Jonathan Turley Criticizes Alan Dershowitz’s “Suprising and Baffling” Claims on the Floor of the Senate

Turley

Some of you remember Jonathan Turley.  He is the George Washington University law professor who testified before the House Judiciary Committee during the impeachment inquiry.  Turley argued that there was not enough evidence to impeach Donald Trump.

Turley still believes that the House did not have enough evidence (at least right now) to impeach Trump.  But he also thinks the current Trump defense during the Senate trial is filled with problems.  This is especially the case with Alan Dershowitz’s claims that removal from office in an impeachment trial requires a crime.  Turley believes that abuse of power is an impeachable offense, he just doesn’t believe that the House has made its case for the abuse of power.  Moreover, Turley rejects Dershowitz’s argument that Trump had every right to solicit Ukraine’s help in the investigation of his political rival because Trump believed he was doing so for the “public interest.”

Here is Turley today in USA TODAY:

While I praised Dershowitz’s presentation of his theory on Monday as cogently and powerfully argued, I still believe that he is fundamentally wrong in maintaining that impeachable offenses must be based on actual crimes or “crime-like” conduct. However, the tight argument on Monday seemed to gradually loose more and more definition with every hour and day. Dershowitz declared that “Every public official that I know believes that his election is in the public interest. And mostly, you’re right. Your election is in the public interest. And if a president does something, which he believes will help him get elected in the public interest, that cannot be the kind of quid pro quo that results in impeachment.”

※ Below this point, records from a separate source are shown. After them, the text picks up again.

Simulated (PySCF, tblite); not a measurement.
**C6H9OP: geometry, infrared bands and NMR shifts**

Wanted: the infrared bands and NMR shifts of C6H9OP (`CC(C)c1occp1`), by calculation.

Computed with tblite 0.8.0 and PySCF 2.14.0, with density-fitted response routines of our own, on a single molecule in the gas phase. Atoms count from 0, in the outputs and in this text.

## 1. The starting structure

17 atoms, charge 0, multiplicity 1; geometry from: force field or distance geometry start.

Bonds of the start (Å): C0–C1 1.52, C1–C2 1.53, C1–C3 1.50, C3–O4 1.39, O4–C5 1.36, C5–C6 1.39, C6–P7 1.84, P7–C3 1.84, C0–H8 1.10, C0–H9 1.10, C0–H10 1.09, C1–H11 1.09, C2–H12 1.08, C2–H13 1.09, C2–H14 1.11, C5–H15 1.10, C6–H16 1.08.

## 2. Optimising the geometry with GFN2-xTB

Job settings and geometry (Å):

It was a surprising and baffling statement. Where his definition of impeachable offenses would proscribe too little, this argument would protect too much in presidential misconduct. Clearly everything that a president does in office will come with a patina of politics. However, this argument would make that common denominator into an absolute defense. It is akin to saying that the Navy cannot commit maritime crimes carried out in water. Politics is the common element of presidential conduct just as water is the common element of naval action. That is why the argument becomes circular.  Presidents cannot be impeached for politics but he argues all is politics for presidents. To use a Simpson-like construct: if it is political, there must be acquittal. 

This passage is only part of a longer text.